Organisers have revealed that Michael Dean, Helen Marten and Josephine Pryde are also in the final running for the coveted prize celebrating the best in British contemporary art.
Newcastle sculptor Dean makes innovative use of industrial materials like corrugated metal and steel bars, while the Tate describes Marten’s tricky-to-interpret art as “slippery and elusive in both form and meaning”.
Pryde, from Northumberland, is shortlisted for her San Francisco show, lapses in Thinking By the person i Am, in which visitors were invited to ride a model train around the exhibition as they admired her photography.
The reasoning behind this year’s shortlist is yet to be outlined by the jury, but further details can be expected later on Thursday.
Last year’s Turner Prize was won by London architecture collective Assemble for their Granby Four Streets community project. Past winners include Damien Hirst, Martin Creed and Gilbert & George.
The 2016 winner will be announced at the Tate in December. The grand prize is £25,000 with each of the other shortlisted artists taking home £5,000.
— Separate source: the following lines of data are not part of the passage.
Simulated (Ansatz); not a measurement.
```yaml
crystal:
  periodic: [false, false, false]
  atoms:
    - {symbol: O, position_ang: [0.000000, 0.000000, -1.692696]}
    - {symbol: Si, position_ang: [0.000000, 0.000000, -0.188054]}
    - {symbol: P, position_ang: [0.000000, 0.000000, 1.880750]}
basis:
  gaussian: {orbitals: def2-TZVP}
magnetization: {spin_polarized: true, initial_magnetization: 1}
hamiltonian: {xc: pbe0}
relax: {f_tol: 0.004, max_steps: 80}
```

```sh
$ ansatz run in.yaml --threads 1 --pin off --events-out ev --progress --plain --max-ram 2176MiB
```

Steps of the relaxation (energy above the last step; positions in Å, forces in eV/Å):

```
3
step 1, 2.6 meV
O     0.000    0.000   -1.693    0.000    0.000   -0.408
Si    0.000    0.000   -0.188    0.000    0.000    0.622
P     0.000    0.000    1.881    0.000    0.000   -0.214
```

Here is a little more about each of this year’s nominees:
Anthea Hamilton
Hamilton explores a range of scales and mediums from sculpture to performance art, often drawing on the comic, sexual and surreal. She is shortlisted for Anthea Hamilton: Lichen! Libido! Chastity! at SculptureCentre, New York.
Michael Dean
Dean works mainly in sculpture, focusing on the “phsyical presentation of language”. The everyday urban environment strongly features and he makes use of unexpected materials widely considered to be ugly. He is shortlisted for two exhbitions: Sic Glyphs at South London Gallery and Qualities of Violence at de APpel arts centre, Amsterdam.
Helen Marten
Marten finds inspiration in an eclectic range of objects. Her work is hard to interpret or classify, making it all the more intriguing. She is shortlisted for a variety of projects including Eucalyptus Let Us In at Green Naftali, New York.
Josephine Pryde
Pryde is enthralled by the relationship between art and photography, focusing on the idea of art as a commodity and questining the traditions of the art world. She is shortlisted for lapses in Thinking By the person i Am at CCA Wattis, San Francisco.